One/both parties have made a MISTAKE when contracting

2.

One party MISREPRESENTS factual information

3.

One of the parties enters the deal under DURESS or UNDUE INFLUENCE

1. MISTAKE The general rule is that mistake does not make a contract invalid. This is particularly true where the quality of the goods is called into question. So a purchaser who buys a bracelet thinking that it is 24 carat gold cannot complain if she later discovers that it is only gold plated (assuming that the seller did not provide misleading information). This rule even applies where the seller is aware of the buyer’s mistake providing the seller has not misrepresented the truth to the buyer.

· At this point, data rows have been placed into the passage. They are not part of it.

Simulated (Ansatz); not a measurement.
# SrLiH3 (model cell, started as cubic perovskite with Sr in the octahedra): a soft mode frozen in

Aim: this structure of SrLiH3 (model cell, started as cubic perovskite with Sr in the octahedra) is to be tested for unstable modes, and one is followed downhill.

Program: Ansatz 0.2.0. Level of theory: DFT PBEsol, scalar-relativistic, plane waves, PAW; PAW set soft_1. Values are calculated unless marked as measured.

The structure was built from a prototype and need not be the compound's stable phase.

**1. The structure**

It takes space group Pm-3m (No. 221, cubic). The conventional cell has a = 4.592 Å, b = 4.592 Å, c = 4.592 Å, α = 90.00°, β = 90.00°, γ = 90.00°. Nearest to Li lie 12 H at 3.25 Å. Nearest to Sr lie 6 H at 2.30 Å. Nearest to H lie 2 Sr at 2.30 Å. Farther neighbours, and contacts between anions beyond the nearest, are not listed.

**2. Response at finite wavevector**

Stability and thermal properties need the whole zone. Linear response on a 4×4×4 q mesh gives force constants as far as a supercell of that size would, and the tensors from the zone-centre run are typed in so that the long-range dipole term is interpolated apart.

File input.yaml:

Tamplin v James 1880 The DEF was a bidder at an auction for the sale of some property which he believed also included surrounding gardens. The Particulars of Sale, which were displayed in the auction room indicated that the gardens were NOT included in the sale but the DEF had not read them. The DEF was the highest bidder at the auction but when he realised his mistake he refused to complete the purchase. The CLM sued for breach of contract. Held: The DEF had made a binding contract with the CLM who had accepted his highest bid at the auction. The fact that the DEF made a careless mistake about what he was buying was his own fault and did not affect the validity of the agreement. The DEF was therefore bound to pay the price that he bid for the property.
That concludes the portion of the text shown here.